An almost two-decade career in film, television and voice-over work began with Jason Mckinnon convincing a friend to “do this crazy thing called acting,” with him after graduating high school.
“My friend was actually planning to go be a scientist,” recalled Mckinnon, during a sit-down with Daily Hive. “We did shows, a couple projects in high school, and we had done improv together, so it wasn’t like a crazy ideas for him, but it was a change.”
That “change” would see Mckinnon and his friend enroll at an acting school in Gastown.
Now, close to 20 years later, Mckinnon said, “it’s been full-on since then.”
Asked what has kept him going in the industry all these years, Mckinnon said he likes the fact the work is challenging and takes a certain amount of skill.
“There’s a standard that you should live up to and yeah, it should be hard,” he elaborated.
Mckinnon began doing voice-over work about 10 years ago and said that type of work is “extra challenging” compared with on-screen acting, which he still does as well.
“It’s just your voice,” he said. “You strip away everything else, but still try and make it all come to life; that’s been the most challenging and intriguing part.”

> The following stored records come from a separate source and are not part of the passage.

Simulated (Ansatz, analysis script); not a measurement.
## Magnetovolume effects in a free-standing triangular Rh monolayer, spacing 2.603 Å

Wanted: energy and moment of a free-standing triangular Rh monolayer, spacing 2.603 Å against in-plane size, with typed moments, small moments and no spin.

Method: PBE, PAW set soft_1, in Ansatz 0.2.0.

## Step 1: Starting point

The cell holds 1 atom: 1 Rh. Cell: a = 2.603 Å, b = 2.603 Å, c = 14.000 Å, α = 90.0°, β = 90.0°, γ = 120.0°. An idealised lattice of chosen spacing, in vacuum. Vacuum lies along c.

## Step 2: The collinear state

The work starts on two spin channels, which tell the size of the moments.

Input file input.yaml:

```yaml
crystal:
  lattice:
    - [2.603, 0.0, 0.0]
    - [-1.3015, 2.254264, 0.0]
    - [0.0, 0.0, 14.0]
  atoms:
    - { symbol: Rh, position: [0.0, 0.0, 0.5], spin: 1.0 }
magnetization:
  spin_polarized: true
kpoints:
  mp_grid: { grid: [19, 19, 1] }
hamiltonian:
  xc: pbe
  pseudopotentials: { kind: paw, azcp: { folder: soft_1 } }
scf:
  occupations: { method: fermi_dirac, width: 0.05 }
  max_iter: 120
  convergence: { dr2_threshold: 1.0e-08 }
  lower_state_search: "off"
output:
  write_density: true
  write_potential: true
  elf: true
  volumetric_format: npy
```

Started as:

Voice-over work has a certain “musicality” to it, he added. “There’s an element of rhythm to it, which I think is interesting.”
Trying it out
For those looking to get into the industry – specifically voice-over work – Mckinnon’s advice was pretty straightforward:
“Try it and see if you like it,” he said. “You’re in a booth by yourself –yes there’s other people on the other side – but you’ve got to actually see if you like doing the work.”
Some people, Mckinnon furthered, “have the idea that there’s a novelty to it,” or see others do it and think that’s enough exposure.
“But I’d just really like to see a person try it for themselves, see if they genuinely like it, and see if they can see themselves doing it for a long period of time.”
If they can, he continued, “they should get themselves a demo, go record themselves, listen to other demos, get an idea of what’s out there, and then just start.”
When it comes to the day-to-day aspect of the job, McKinnon said that can depend entirely on the situation.
“I had four auditions yesterday and three the day before that,” he related.
However, Mckinnon said he is starting to see a pattern “session-wise” when it comes to “doing something like radio work, for example.”
In that sort of environment, Mckinnon said he can now generally get an idea of when things will finish, how long the session is going to last, and what the clients are looking for.
By contrast, in the world of voice-over animation, “there might be more changes and I’m seeing more changing of the guard – they’ll just go ahead and replace someone.”
In general though, from session to session, “it’s not too crazy.”
Does he see a lot of familiar faces in different sessions? “Oh yeah,” said Mckinnon. “100%.”
Vancouver vs. LA
Mckinnon was born and raised in Vancouver and it’s where he has based the majority of his career thus far, rather than basing himself out of a place like LA.
“There’s a common misconception that in LA, the voice actors are of a much higher calibre than here and that’s totally not true,” he said. “The talent up here compared to LA is one-for-one.”
In addition, working in Vancouver lends itself to more relationship-building within the industry.
“In LA – or so I’m told – it’s a little bit more like you have to have your ‘elevator pitch’ down – a specific description of your sound and character, one or two sentences that fits your voice and you’ve got to have that, and brand that.”
In Vancouver, “I feel like it’s a bit to do withe the relationships and being able to do a good job,” he said.
Of course, it hasn’t been entirely smooth sailing through the entire course of Mckinnon’s chosen career path.
But while there have have been rough days “and weeks,” he said, there’s never been a second thought in his mind about what he was meant to do.
“The pain of having to do other things that I don’t want to do is greater than me giving up on this career,” he said. “For me, that’s what it’s been all about: not being able to see myself doing anything else, and not compromising on that.”